Millions of children around the world are raised and educated in multilingual environments. Many of these children learn to read in two different languages and/or in a different language than that spoken at home. Children in Kenya, for example, often speak a local dialect at home and are then educated at school in both Kiswahili and English.

Researchers have previously found that, for multilingual children, the language of literacy instruction affects outcomes. In a randomized trial in Kenya of two different literacy interventions — one delivered in English and Kiswahili, and a second delivered in English, Kiswahili, and the local dialect — the second intervention had bigger impacts. Researchers know little, however, about exactly how children in multilingual environments learn to read.

“We don’t study children learning to read in multilingual environments,” says Kaja Jasińska, a professor in the linguistics and cognitive science department at the University of Delaware. “The research on the routes into literacy — how kids get there, what matters, and how to support kids — those studies are almost all done in Western countries where kids are only learning to read in one language, or they’re learning to read in a language they also speak at home.”
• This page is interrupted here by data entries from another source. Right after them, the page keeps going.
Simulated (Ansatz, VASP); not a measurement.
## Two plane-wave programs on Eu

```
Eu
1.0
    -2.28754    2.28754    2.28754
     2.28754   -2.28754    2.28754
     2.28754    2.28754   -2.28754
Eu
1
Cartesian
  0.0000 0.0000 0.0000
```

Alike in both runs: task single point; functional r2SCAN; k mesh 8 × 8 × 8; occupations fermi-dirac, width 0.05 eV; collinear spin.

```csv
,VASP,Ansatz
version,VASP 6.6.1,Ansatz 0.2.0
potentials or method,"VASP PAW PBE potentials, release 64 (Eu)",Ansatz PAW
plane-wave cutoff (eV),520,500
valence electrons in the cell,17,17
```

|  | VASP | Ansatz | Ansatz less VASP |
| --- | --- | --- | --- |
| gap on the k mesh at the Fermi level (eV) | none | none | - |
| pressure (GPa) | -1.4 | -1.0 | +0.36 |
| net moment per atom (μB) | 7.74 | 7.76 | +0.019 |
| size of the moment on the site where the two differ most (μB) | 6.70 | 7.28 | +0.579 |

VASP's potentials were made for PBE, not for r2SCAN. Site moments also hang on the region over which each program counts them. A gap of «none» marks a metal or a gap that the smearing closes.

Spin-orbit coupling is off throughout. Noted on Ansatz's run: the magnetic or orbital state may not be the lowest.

In a recent paper, Jasińska and co-authors Sharon Wolf, Matthew C. H. Jukes, and Margaret M. Dubeck set out to address this gap. The researchers utilized a longitudinal survey of 1,100 schoolchildren in coastal Kenya. The children in the group spoke a range of languages at home. The researchers examined how the home language affected how children learned to read in both Swahili and English.

“Kids who speak a language at home that is linguistically similar to the language of literacy in the school leverage that knowledge.”

Jasińska and her colleagues found that both phonological awareness and receptive vocabulary were strong predictors of literacy in English and Kiswahili for all children, regardless of the language spoken at home. Children, however, relied more heavily on certain skillsets when learning to read in Kiswahili — considered by linguists to be a very “transparent,” phonetically consistent language — than in English, a more “opaque” language. More specifically, there was a stronger relationship between phonological awareness and Kiswahili reading than English reading. Researchers had previously found that students learning more transparent languages rely more heavily on phonological skills in the early stages of literacy.

Jasińska and her colleagues found that the pathways to literacy in English and Kiswahili also differ by children’s home language, and how similar that language is to the language of literacy instruction.

“Kids who speak a language at home that is linguistically similar to the language of literacy in the school leverage that knowledge,” Jasińska says. “Kids whose home language has a lot of phonological overlap with the language of instruction – the same kinds of sounds and patterns – leverage phonological awareness more than kids who are learning to read in a linguistically distinct language.”

“A teacher could use knowledge about a child’s linguistic background to develop content to help boost that child’s skills.”

The paper has important implications for the design of literacy interventions. The evidence in the paper, for example, suggests that if a child’s home language is linguistically similar to Kiswahili, a literacy program in which early instruction occurs in the home language, followed by instruction in Kiswahili, may be most effective. Furthermore, transparent and opaque languages may require different instructional strategies; those strategies should ideally be further differentiated based on the characteristics of a child’s home language.

“If you know something about the child’s linguistic background, that might make a difference and help explain why he or she might be struggling,” Jasińska says. “A teacher could use that knowledge to develop content to help boost that child’s skills.”